I do have a solution I've been using for several years.
I'm not sure I can recommend it because:
It's arguably evil - the moral equivalent of casting away const-ness in C/C++
It's unsupported and could break in future python releases
I haven't tried it with python3
I would be a bit uncomfortable using "black-magic" like this in production code - it could break and is certainly obscure - but at least one giant corporation IS using this in production code
But.. I love how well it works to solve some obscure features we wanted for debugging.
The original idea is not mine, I got it from:
https://gist.github.com/mahmoudimus/295200 by Mahmoud Abdelkader
The basic idea is to access the const dictionary in the swig-created type object as a non-const dictionary and add/override any desired methods.
FYI, the technique of runtime modification of classes is called monkeypatching, see https://en.wikipedia.org/wiki/Monkey_patch
First - here's "monkeypatch.py":
''' monkeypatch.py:
I got this from https://gist.github.com/mahmoudimus/295200 by Mahmoud Abdelkader,
his comment: "found this from Armin R. on Twitter, what a beautiful gem ;)"

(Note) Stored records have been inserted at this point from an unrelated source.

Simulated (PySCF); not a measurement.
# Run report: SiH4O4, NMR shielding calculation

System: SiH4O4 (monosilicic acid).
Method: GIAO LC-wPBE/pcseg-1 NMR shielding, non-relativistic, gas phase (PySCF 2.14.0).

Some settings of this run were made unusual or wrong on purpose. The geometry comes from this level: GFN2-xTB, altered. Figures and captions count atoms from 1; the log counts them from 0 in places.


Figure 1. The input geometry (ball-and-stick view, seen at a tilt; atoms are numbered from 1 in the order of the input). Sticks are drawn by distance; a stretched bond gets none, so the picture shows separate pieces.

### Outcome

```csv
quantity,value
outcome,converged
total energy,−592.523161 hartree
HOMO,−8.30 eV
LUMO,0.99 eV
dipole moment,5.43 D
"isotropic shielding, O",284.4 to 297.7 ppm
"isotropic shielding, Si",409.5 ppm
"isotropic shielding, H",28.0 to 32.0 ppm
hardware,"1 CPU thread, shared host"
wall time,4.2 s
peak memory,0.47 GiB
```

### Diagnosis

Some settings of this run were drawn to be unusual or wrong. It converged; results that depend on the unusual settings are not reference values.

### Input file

I made a few changes for coding style preferences
- Rudy Albachten April 30 2015
'''
import ctypes
from types import DictProxyType, MethodType
# figure out the size of _Py_ssize_t
_Py_ssize_t = ctypes.c_int64 if hasattr(ctypes.pythonapi, 'Py_InitModule4_64') else ctypes.c_int
# python without tracing
class _PyObject(ctypes.Structure):
pass
_PyObject._fields_ = [
('ob_refcnt', _Py_ssize_t),
('ob_type', ctypes.POINTER(_PyObject))
]
# fixup for python with tracing
if object.__basicsize__ != ctypes.sizeof(_PyObject):
class _PyObject(ctypes.Structure):
pass
_PyObject._fields_ = [
('_ob_next', ctypes.POINTER(_PyObject)),
('_ob_prev', ctypes.POINTER(_PyObject)),
('ob_refcnt', _Py_ssize_t),
('ob_type', ctypes.POINTER(_PyObject))
]
class _DictProxy(_PyObject):
_fields_ = [('dict', ctypes.POINTER(_PyObject))]
def reveal_dict(proxy):
if not isinstance(proxy, DictProxyType):
raise TypeError('dictproxy expected')
dp = _DictProxy.from_address(id(proxy))
ns = {}
ctypes.pythonapi.PyDict_SetItem(ctypes.py_object(ns), ctypes.py_object(None), dp.dict)
return ns[None]
def get_class_dict(cls):
d = getattr(cls, '__dict__', None)
if d is None:
raise TypeError('given class does not have a dictionary')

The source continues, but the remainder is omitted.